Mental health and government officials involved in reforming the Timpanogos Community Mental Health Center have been working to fix something that is broken, but they are working with a deficit of facts, the chairman of the state Board of Mental Health says.
L.J. Schmidt said, "We are working with a deficit of facts since the auditor general and other organizations are not ready to file charges. What do we know about it and when will we know enough about the facts?"Utah County Commissioner Mal-com Beck said the Timpanogos authority board has resolved the issue of how much was spent above the salaries paid to administrators, has taken depositions and filed charges.
"With our own auditing we came up with what we think is in excess of salaries, and I think you will be quite surprised at some of the figures we have come up with."
Officials plan a press conference Wednesday morning to release information about where the center stands and what details accompany the civil lawsuits filed against the top three former administrators at Timp Mental Health, Beck said.
"We are not sitting on our hands. We intend to make sure as a governing board that there is not another Timpanogos problem in our area," he said.
Eight center administrators were suspended April 4 after a state legislative auditor's report charged that they misused more than $3.5 million in public funds.
Norm Angus, executive director of the Department of Social Services, said his department has completed a fiscal audit for 1987 at Timp Mental Health and will complete an audit for 1986 within six weeks.
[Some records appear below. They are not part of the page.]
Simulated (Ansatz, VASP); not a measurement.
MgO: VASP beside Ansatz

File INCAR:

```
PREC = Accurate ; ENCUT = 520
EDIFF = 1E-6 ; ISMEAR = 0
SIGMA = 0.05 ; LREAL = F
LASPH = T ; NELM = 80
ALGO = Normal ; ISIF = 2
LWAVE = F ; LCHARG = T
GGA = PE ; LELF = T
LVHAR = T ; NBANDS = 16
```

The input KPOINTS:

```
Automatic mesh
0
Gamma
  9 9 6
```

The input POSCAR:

"With respect to our settlement with Timp, we have pretty well settled based on our auditor's findings," he said.
Schmidt said he suspected that the auditor general's office would release their report sometime in October, but officials from that office have stated only that they will file the report when they finish.
"I think we are to the point that in the next 30 days we will see information come out to bring us up to snuff on where we are legally," Beck said.